I tone down my drinking before challenging athletic events. For example, the night before my first marathon I only had two pints of guinness. This might seem like it is not a problem. But it really is. I am a 100 lb. female who usually drinks 3-5 pints each night. I can't seem to function for more than two days without at least one drink per night. When I try to stop drinking I can not sleep. Each day I have awful anxiety attacks, sweaty palms and feet, and I tend to organize my day around how I will procure my beer that evening.
I am self employed and work different hours every day. If I book a job that starts after 8pm I wonder how I will get my drinking done. I usually figure it out (I stay up later so I can finish my drinking).

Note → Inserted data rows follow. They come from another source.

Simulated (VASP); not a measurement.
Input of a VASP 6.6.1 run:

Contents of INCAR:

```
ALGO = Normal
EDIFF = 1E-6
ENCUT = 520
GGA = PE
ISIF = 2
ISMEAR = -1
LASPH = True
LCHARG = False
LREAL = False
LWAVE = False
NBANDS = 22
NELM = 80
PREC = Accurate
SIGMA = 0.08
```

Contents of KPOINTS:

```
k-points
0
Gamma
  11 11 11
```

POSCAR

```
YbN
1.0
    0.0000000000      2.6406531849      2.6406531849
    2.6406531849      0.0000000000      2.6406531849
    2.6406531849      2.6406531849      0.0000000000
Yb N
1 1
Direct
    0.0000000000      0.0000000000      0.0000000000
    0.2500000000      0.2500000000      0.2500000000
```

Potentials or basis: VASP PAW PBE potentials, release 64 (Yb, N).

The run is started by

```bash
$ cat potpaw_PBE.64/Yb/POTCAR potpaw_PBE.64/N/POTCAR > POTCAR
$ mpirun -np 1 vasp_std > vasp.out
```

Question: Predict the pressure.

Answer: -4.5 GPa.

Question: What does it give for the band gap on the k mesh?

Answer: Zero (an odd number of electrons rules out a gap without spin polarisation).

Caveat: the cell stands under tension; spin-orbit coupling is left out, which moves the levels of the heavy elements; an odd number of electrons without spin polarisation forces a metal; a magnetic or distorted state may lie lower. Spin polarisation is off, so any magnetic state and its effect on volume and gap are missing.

Being self employed in this difficult economy has also lead me to brokeness. I have always thought I was sane but last week I ate one meal a day and drank 3 beers a night. I think that this is the behavior of an addict. If I spent my beer money on food I might be happy. I might be full.
Everything in my life is about to change. I currently own a home but I am putting it on the market and becoming a renter. I am selling everything I do not need. I want to let go of my past and move confidently towards an unknowable future. Life feels really uncertain and strange right now but I am willing to evolve. I just need the strength to do it now. I want to quit drinking on monday and make it last for thirty days. During these thirty days I will be preparing my home for a sale and figuring out what is next. It sucks, actually. I have always felt the need to move forward but I have a stubborn side that wants everything to remain the same.